2017-0728331I7 Central paymaster - partnership
Please note that the following document, although believed to be correct at the time of issue, may not represent the current position of the CRA. Prenez note que ce document, bien qu'exact au moment émis, peut ne pas représenter la position actuelle de l'ARC.
Principal Issues: Whether a partnership, that is an employer, is a “person” for the purposes of the central paymaster rules provided by subsection 402.1(1) of the Income Tax Regulations (the “Regulations”).
Position: Yes.
Reasons: Subsection 402.1(5) of the Income Tax Regulations provides that a partnership is deemed to be a corporation for the purposes of the central paymaster rules provided by section 402.1. For the purposes of the Income Tax Act, subsection 248(1) provides that the meaning of “person” includes a corporation. Pursuant to section 16 of the Interpretation Act, this definition also applies to the Regulations. Therefore, where the employer is a partnership, the rules in Regulation 402.1 apply such that the salary or wages earned by an employee for the performing of a service in a particular province for the benefit of a corporation that is not the partnership employer are deemed to be salary or wages paid by the corporation to an employee of its permanent establishments in the province if the corporation and the partnership employer do not deal at arm’s length and the corporation has a permanent establishment in the province.
Author:
Godson, Gillian
Section:
Regulation 402.1
February 2, 2018
International and Large Business Directorate HEADQUARTERS
Large Business Audit Division Income Tax Rulings
Provincial Income Allocation Section Directorate
G. Godson
Attention: Dan O’Neil
Central paymaster rules – partnership
We are writing in reply to your enquiry of October 20, 2017, wherein you asked whether a partnership, that is an employer, is a “person” for the purposes of subsection 402.1(1) of the Income Tax Regulations (the “Regulations”).

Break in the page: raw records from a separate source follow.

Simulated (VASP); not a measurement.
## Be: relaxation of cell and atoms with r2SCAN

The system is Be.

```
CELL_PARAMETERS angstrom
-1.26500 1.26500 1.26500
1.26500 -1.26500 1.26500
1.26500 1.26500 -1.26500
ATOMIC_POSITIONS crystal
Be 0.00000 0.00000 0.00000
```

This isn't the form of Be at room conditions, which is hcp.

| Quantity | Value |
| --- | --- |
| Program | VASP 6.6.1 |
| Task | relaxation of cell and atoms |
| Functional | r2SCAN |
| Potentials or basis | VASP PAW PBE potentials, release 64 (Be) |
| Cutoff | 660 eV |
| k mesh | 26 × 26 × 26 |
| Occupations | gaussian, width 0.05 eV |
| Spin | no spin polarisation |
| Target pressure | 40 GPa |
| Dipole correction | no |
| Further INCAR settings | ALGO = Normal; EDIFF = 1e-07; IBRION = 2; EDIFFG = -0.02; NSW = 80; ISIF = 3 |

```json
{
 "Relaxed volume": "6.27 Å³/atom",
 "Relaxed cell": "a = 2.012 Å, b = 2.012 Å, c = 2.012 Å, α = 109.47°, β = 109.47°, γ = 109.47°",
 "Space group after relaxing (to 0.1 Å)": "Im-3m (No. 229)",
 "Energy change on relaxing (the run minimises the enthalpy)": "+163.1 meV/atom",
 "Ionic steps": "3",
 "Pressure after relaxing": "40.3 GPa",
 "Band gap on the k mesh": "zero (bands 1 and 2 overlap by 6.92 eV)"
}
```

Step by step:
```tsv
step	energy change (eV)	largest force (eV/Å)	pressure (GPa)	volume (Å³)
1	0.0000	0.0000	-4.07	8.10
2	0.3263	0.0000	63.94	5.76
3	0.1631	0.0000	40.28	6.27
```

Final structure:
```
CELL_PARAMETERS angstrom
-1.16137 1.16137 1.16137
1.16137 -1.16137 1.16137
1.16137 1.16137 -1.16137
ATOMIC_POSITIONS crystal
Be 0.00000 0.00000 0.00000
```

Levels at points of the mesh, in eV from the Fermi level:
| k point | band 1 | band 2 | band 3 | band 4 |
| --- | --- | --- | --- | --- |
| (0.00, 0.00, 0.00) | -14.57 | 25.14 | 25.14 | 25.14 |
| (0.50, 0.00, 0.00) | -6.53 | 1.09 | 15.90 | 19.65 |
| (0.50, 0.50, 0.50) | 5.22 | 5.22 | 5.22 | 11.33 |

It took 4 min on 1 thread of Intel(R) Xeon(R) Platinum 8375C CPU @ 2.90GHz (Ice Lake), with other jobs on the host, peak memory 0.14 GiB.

In particular, your question concerns the interpretation of subsection 402.1(5) of the Regulations, which deems a partnership to be a corporation for the purposes of that section. In the hypothetical situation outlined in the question, a partnership is the legal employer, with Corp 1 having a 30% partnership interest, and Corp 2 having a 70% partnership interest. The corporation for which the services are performed (the “benefiting corporation”) is not a member of the partnership.
Our comments
The purpose of the central paymaster rules in section 402.1 of the Regulations is to allocate the salaries and wages paid by the employer for services provided to a non-arm’s-length benefiting corporation.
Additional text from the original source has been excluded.